Elon University

Chapter 12: Critical Issues

As the economy shifts, people and societies who are appropriately educated will tend to do best. The premium that society pays for skills is going to climb, so my advice is to get a goof formal education and then keep on learning. Acquire new interests and skills throughout your life. A lot of people will be pushed out of their comfort zones, but that doesn’t mean that what they already know won’t still be valuable. It does mean that people and companies will have to be open to reinventing themselves – possibly more than once. Companies and governments can help train and retrain workers, but the individual must ultimately bear principal responsibility for his education.

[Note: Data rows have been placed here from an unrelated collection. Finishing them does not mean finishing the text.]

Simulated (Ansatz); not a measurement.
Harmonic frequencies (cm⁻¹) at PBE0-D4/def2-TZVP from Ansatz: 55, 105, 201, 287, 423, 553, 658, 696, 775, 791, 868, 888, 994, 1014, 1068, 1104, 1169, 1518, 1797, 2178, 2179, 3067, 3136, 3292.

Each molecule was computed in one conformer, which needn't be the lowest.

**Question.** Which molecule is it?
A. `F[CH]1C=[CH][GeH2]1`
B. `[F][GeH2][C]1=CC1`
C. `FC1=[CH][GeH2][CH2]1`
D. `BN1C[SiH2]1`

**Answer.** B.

Chapter 12: Critical Issues

It will take many years for the highway to be utilized so widely for shopping that there will be significantly fewer middlemen. There is plenty of time to prepare. The jobs those displaced middlemen change to might not even have been thought of yet. We’ll have to wait and see what kinds of creative work the new economy devises. But as long as society needs help, there will definitely be plenty for everyone to do.

Chapter 12: Critical Issues

Men and woman are worried that their own jobs will become obsolete, that they won’t be able to adapt to new ways of working, that their children will get into industries that will cease to exist, or that economic upheaval will create wholesale unemployment, especially among older workers. These are legitimate concerns. Entire professions and industries will fade. But new ones will flourish. This will be happening over the next two or three decades.

Chapter 12: Critical Issues

Societies are going to be asked to make hard choices in such area as universal availability, investment in education, regulation, and the balance between individual privacy and community security. While it is important that we start thinking about the future, we should guard against the impulse to take hasty action. We can ask only the most general kinds of questions today, so it doesn’t make sense to come up with detailed, specific regulations. We’ve got a good number of years to observe the course of the coming revolution, and we should use that time to make intelligent rather than reflexive decisions.

Chapter 12: Critical Issues

As with all major changes, the benefits of the information society will carry costs. There will be dislocations in some business sectors that will create a need for worker retraining. The availability of virtually free communications and computing will alter the relationships of nations, and of socioeconomic groups within nations. The power and versatility of digital technology will raise new concerns about individual privacy, commercial confidentiality, and national security. There are, moreover, equity issues that will have to be addressed. The information society should serve all of its citizens, but only the technically sophisticated and economically privileged. In short, a range of important issues confronts us. I don’t necessarily have the solutions, but, as I started off the book saying, now is a good time for a broad discussion.

Chapter 12: Critical Issues

The new technology … will enhance leisure time and enrich culture by expanding the distribution of information. It will help relieve pressures on urban areas by enabling individuals to work from home or remote-site offices. It will relieve pressure on natural resources because increasing numbers of products will be able to take the form of bits rather than of manufactured goods. It will give us more control over our lives and allow experiences and products to be custom-tailored to our interests. Citizens of the information society will enjoy new opportunities for productivity, learning and, entertainment. Countries that move boldly and in concert with each other will enjoy economic rewards. Whole new markets will emerge, and myriad new opportunities.

Chapter 10: Plugged In At Home

The really interesting highway applications will grow out of the participation of tens or hundreds of millions or people, who will not just consume entertainment and other information, but will create it, too. Until millions of people are communicating with one another, exploring subjects of common interest and making all sorts of multimedia contributions, including high-quality video, there won’t be an information highway.